When it comes time to take the standardized tests that the federal government uses to measure public schools, many of Harper’s students at White Mountain Middle School merely pick answers at random, not realizing the potentially severe consequences for their school.

Across the country this year, thousands of schools were deemed “failing” because of the test performance of special ed students.

Carson High School was among them. Although the school passed as a whole, the special education population failed to make the adequate yearly progress mark.

The results have provoked feelings of fury, helplessness and amusement in teachers like Harper, who say that because of some of their students’ disabilities, there is no realistic way to ever meet the expectations of a new federal law backed by the Bush administration that requires that 99 percent of all children be performing at or above grade level by 2014.

If schools fail to meet those targets, they risk being taken over by the state or private companies; teachers can lose their jobs.

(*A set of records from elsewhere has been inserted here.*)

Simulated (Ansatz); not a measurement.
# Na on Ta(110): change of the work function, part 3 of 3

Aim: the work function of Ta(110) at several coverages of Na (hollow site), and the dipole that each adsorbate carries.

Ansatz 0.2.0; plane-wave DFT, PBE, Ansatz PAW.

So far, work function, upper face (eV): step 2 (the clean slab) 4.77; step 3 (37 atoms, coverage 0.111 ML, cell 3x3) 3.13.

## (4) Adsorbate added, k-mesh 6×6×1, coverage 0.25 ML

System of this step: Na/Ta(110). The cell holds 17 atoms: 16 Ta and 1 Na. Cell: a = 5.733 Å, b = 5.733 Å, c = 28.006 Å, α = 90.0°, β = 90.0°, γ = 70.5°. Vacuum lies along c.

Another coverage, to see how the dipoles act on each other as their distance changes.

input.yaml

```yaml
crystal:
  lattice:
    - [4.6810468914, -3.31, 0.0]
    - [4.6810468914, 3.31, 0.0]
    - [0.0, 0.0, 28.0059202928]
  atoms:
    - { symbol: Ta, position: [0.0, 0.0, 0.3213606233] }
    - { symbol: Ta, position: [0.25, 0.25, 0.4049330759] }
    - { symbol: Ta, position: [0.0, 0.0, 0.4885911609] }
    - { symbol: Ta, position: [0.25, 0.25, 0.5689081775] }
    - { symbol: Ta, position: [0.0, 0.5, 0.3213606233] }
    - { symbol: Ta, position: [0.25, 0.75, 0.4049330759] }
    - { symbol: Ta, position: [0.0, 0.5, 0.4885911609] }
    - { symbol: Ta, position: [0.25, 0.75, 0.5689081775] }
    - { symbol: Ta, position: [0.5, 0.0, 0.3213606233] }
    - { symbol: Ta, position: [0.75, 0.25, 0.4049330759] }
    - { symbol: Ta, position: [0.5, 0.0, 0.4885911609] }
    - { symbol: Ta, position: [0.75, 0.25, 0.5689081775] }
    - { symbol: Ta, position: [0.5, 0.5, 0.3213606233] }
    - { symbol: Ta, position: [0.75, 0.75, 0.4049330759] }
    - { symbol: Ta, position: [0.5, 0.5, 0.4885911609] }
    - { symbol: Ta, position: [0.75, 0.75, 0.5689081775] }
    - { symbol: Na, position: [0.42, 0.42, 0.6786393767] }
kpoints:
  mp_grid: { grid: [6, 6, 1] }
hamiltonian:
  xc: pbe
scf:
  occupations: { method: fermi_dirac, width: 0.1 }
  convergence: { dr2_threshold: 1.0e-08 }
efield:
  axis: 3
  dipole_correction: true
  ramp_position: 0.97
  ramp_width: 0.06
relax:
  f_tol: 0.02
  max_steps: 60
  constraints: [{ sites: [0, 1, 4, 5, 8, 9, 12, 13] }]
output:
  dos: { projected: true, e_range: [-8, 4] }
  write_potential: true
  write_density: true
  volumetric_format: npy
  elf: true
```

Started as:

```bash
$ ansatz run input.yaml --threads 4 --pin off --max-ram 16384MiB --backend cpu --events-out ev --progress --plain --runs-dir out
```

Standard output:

“These children are going to plateau at a certain level – that is the nature of a disability,” said Harper, who teaches students with autism, learning disabilities, mental retardation, Tourette’s syndrome, vision and hearing deficiencies and brain injuries. “These kids are not going to grow out of it, not going to grow up and be OK. It’s sad, but that is the way it is.”

Special education has been a battleground for years. Parents of special ed students fought long and hard for their children to be included in mainstream classrooms, and for the money to provide them with extra help.

Now the new law, dubbed No Child Left Behind, has focused even more attention on special education, because of the consequences for entire schools.

The law mandates that schools bring all groups of students up to grade level on standardized reading and math tests, including special ed students and those who do not speak English. If even one of those groups fails to meet progress targets for two years in a row, an entire school can be listed as failing and face an escalating list of sanctions.

In Carson City, seven of the district’s nine schools were classified as failing, although each met the standards schoolwide. Across Nevada, about 30 percent of the schools did not make adequate yearly progress.

In South Carolina, more than three-fourths of schools were listed as failing. Sandra Lindsay, the state’s deputy education secretary, said special education was the most common denominator.

In Nashville, Tenn., schools director Pedro Garcia called it “ludicrous, to give a (special ed) student a test that they cannot read or understand, much less know the answer.”

In Oregon, 202 schools reported that their special education students had failed to make the desired progress in reading; 181 said that was true for math.

The government is defending the special education portion of the law, though officials said some changes are in the works that would give more leeway to the most seriously disabled children and their teachers.

However, the Education Department does not want to let all special education students and their teachers off the hook, said Ronald Tomalis, acting assistant secretary for elementary and secondary education.

“There have been low expectations for some of these children all along,” he said. “And that’s not because of mental abilities, but because of poor instruction received in the early grades. We need to challenge schools that these children can achieve. Sure, they will need an intensive program, but they can be brought up to grade level.”